For a long time, I used to fear change. (No not the dimes and pennies, I love those!)
No, I feared the way everything could suddenly be different than it was before. I love to be able to count on things happening when they were supposed to happen, people to be the way they have always been. (You could probably attribute this to my excessive need for control and my idea that my way was right all the time.)
This past year, I tried to fight it, I tried to hold on tightly to the things that were changing. I ended up being bitter, angry and sad for much of the year.
I ended up being worried that I had done something wrong with all the change. I was anxious and worried that I had somehow messed up my life plan.
While processing all that has changed, I thought about some of these simple truths about change.
1. It adds up.- The small things can suddenly be big.
In the 5 years that I have spent as a teacher in a public school, I have to had face change 5 times. Every year is something different. Every year we have new teachers, new policies and procedures. Every year, I have something totally new to do in my classroom.
Sometimes all these little changes can get extremely overwhelming and exhausting, because learning new things is not easy. It is hard, it requires work and dedication. It requires being uncomfortable for a short time or even a long period of time. Perhaps it means you have to step outside your comfort zone, embracing something you don’t initially like or understand.
However, sometimes…..sometimes those little things can add up to something good. Like for instance, when I made little changes to my eating habits and physical activity and lost 90 lbs.

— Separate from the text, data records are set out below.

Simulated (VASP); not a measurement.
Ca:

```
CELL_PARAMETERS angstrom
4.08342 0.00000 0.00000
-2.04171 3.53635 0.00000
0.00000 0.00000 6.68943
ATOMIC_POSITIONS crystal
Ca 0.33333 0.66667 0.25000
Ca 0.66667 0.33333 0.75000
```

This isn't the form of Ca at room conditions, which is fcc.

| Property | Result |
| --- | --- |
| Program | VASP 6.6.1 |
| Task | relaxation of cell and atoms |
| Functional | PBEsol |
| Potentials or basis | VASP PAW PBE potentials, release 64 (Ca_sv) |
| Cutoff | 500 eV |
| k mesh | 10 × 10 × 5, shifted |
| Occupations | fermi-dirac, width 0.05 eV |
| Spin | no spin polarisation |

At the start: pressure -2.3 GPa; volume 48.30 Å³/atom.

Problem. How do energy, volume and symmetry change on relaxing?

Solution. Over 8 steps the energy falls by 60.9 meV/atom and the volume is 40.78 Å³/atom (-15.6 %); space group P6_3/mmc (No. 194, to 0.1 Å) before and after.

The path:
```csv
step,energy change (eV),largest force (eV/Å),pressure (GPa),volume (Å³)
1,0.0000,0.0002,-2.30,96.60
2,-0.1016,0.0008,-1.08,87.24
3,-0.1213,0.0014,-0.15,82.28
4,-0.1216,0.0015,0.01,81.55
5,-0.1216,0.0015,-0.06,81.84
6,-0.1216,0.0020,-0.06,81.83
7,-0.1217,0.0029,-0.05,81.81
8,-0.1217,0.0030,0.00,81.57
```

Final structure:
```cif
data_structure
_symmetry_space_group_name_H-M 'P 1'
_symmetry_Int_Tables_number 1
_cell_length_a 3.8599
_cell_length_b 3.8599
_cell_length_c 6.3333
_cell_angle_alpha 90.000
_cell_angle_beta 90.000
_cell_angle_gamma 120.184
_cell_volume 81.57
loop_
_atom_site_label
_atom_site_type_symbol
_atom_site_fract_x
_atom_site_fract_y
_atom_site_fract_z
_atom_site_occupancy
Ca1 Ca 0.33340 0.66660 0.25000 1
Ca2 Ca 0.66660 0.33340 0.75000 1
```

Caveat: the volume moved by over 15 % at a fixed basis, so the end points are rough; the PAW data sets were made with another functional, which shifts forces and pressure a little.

Then suddenly you realize one day that you/life/relationships are different than they were before. And you are thankful!
2. It always seems to happen at once.(Am I right, or am I right?)
Last year, I had a lot of changes coming up in the new year. Not only in work but personally. I was moving, living with more people. I had to establish new routes to work, new running trails, new rhythms. And I did it about the same time as the beginning of school. Last year, was a hard year, for many reasons, but mostly because of all the change all at once.
Once the season of change passes, you are able to breath again, and look at things from a different perspective. Many times some of those changes are good ones, and when things slow down you can enjoy them. In the end, you come out the other side different, changed, usually for the better.
3. The big ones hurt the most.
Sort of like if you threw a handful of actual change (cents) at someone, the quarters would probably hurt the most.
Seriously though, the big changes (marriage, kids, moving, new jobs, loss of jobs) always seem to throw you like a giant wave crashing on you. You don’t know if you will survive. These are the ones that seem to shift your life course dramatically. In these times you might begin to question and wrestle and even doubt your life choices.
The moving part of me was my big thing. I got hung up on this change, suddenly it felt like moving into a house with 3 other single women was a giant step back from where I wanted to be. This sent me into a tail spin of questioning and doubting and rethinking what was next for me.
The blessing that I didn’t forsee is that I did begin to rethink and question what was next for me. I began to dream different dreams and uncover hopes I didn’t know I had.
4. It won’t destroy you.
Oh you think it will. You think that this change, will be your death. Many times, I dramatically would exclaim to my mother that my life was over, because this and this had changed.
For example, when I was overwhelmed with graduating college and moving on, I was sad to leave my community of friends.
“You will make new friends.” She would say.
“I…don’t…want….new friends!” I would sob into the phone.
But she was right. (I would never admit that.) I did make new friends, and dig into my old friendships in deeper ways.
Much like how God promises to refine us by fire, to prune us so that we may grow. (Ps 66:10-12; John 15:1-6) But it is all so that He can make room for something else, whether that be so we bear fruit or to live in a place of abundance.
5. You need an anchor.
Much like a ship, when times of trouble are rolling in, you need an anchor. You need something to keep you grounded, from drifting off course.
Change sometimes can tap into our deepest fears, can cause more anxiety. We want security and comfort, change threatens both of those things. So much like a ship in a storm, we need to rely on our anchor to remind of our true security and comfort.
“We have this as a sure and steadfast anchor of the soul,” – Hebrews 6:19
When change is whipping you around like the winds of a storm, remember the one who is your anchor of hope that doesn’t change. He is our constant, our comfort, our security.
“Have I not commanded you? Be strong and courageous. Do not be frightened, and do not be dismayed, for the Lord your God is with you wherever you go.” – Joshua 1:9
6. Sometimes you just have to roll with it.
I have a wonderful, beautiful friend, who I admire greatly because she takes many changes in stride. Something unexpected happens, she just rolls with it. She walks in grace for herself and the situation. “It’s life.”- she says.
(I imagine that is one of those qualities I skipped over in my frenemy Proverbs 31)
We have to be able to sometimes just jump on a surfboard and ride the waves of change. We have to see where it takes us and choose excitement instead of fighting it. (Now, I am sure that is in a surfers instruction manual somewhere!)
What about change is hardest for you? Do you roll with it or fight it? Or do you have anthem or motto that gets you through?